In Sunday School we’ve been studying The Five Love Languages by Gary Chapman. I really can’t say enough about this book. I know in my class, I don’t do it justice. I just can’t cover it all in that amount of time. If you’re out there and your marriage just isn’t what it should be, or what you thought it would be, you need to read this with your spouse. It’s that good.
The gist is this. Dr. Chapman believes there are five basic languages that people use to speak love, sending and receiving. They are Words of Affirmation, Quality Time, Receiving Gifts, Acts of Service, and Physical Touch. Basically, each person speaks one or two of these languages well and probably one or two of them very poorly. Rarely will your love language match the love language of your spouse. Therein lies the problem.
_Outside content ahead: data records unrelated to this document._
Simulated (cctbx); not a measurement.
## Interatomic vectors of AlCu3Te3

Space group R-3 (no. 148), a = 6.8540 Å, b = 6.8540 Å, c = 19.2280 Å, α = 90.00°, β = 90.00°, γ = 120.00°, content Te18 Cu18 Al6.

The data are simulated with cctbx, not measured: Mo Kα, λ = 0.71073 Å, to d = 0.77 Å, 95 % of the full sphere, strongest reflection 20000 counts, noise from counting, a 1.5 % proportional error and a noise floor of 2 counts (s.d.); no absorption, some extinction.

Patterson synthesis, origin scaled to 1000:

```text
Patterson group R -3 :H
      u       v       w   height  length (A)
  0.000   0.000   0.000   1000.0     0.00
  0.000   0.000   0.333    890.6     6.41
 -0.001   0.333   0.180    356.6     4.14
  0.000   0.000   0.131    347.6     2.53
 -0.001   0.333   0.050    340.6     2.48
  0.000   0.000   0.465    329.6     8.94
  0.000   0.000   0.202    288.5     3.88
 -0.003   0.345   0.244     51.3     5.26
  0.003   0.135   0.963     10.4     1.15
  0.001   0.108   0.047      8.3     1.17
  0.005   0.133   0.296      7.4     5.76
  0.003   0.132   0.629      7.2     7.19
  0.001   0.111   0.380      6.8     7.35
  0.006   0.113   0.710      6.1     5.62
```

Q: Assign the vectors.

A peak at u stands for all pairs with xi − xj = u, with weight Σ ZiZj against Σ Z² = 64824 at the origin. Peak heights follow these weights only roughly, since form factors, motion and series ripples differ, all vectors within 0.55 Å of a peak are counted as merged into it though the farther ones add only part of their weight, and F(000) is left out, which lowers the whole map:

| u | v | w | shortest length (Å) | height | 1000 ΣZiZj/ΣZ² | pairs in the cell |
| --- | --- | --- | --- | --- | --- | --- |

The husband who speaks Receiving Gifts and Physical Touch well paired with a wife who speaks Quality Time is a set up for failure. Here’s a guy who works hard, buys his wife nice things, and is looking to be shown love through physical means. He just doesn’t understand why she is so cold toward him in the bedroom. Of course, the entire time, she feels bought and paid for, but certainly not loved. Their love life is pretty much like a Russian trying to have a conversation with an American. They might eventually communicate, but it will be difficult at best and certainly not deep.
He loves her. She loves him. However, neither one feels it from the other. If this couple would learn to speak each other’s language, both of them would begin to feel the love that the other has for them.
Here’s the deal. This book isn’t just for squabbling mates. Amy and I have a great marriage, 25 years this May, but I am convicted and awakened on nearly every page. Today, for instance, we studied about a wife who tried to tell her husband about her work when she arrived home. Well, the husband listened a bit and then started giving advice on how to handle the situation she was describing. Same the next day, with no implementation of the advice and no change in the situation. This continued until the husband became frustrated and said, “Don’t tell me about it. You won’t do anything I suggest.” The problem though, she wasn’t asking for advice. She was asking for her husband to listen to her, sympathize. Eventually, she may have asked for advice. But she wanted to engage in Quality Conversation. He wanted to speak, not listen. That is me to a T. I am definitely going to apply one of the remedies in the book.
In future blogs I’ll go into the languages. In the meantime, go buy the book and start reading!